Accurate Display of Fine Detail in Aeromagnetic Data

A contour map of total magnetic intensity often either distorts or fails to depict those components of aeromagnetic data which have high spatial frequency and (or) small amplitude. These components may be just as significant geologically as any other. Because of the broad range of amplitudes and wavelengths in much magnetic data, total intensity profiles along flight lines also often fail to depict these components clearly.
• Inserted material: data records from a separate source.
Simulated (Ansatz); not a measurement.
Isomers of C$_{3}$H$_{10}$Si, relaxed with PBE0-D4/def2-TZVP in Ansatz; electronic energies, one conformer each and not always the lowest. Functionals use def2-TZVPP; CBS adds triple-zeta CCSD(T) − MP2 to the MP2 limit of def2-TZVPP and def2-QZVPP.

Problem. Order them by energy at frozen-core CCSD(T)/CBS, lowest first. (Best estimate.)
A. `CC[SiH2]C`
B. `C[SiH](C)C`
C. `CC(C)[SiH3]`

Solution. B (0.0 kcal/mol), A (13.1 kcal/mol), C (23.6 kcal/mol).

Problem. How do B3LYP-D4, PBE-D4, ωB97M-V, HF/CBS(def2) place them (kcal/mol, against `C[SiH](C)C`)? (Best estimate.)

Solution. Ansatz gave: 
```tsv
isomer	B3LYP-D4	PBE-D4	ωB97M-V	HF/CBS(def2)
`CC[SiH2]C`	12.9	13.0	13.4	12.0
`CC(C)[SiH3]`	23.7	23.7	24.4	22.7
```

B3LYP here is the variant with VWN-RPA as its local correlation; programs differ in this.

Second horizontal derivative profiles along flight lines clearly show high frequency components in the data without any assumptions being made about magnetic field values in areas of no data between flight lines. If the dynamic range of such a second derivative profile is halved bv taking the square root of amplitudes along the profile, all the anomalies down to the smallest can be clearly displayed, without larger anomalies overprinting adjacent profiles. Profiles of these high spatial-frequency components can be drawn along a curved baseline which follows the flight path of the aircraft: hence these components are shown in their true locations.

The practical advantages of this suggested data display are: (1) computation is simple; (2) the visual display is clear; (3) interpolation between flight lines is in the hands of the interpreter; (4) areas of insufficient data density can be readily recognised; {5) in areas of steep dip and magnetic inclination, the display forms a map of near-surface magnetised rock units.

It is suggested that three basic display formats are appropriate for most aeromagnetic data. These are (1) total intensity contours to display major features of the magnetic field, (2) total intensity profiles so that true anomaly shapes and amplitudes are available for modelling; (3) second derivative or similarly filtered stacked profiles, to display clearly significant features which may otherwise be overlooked.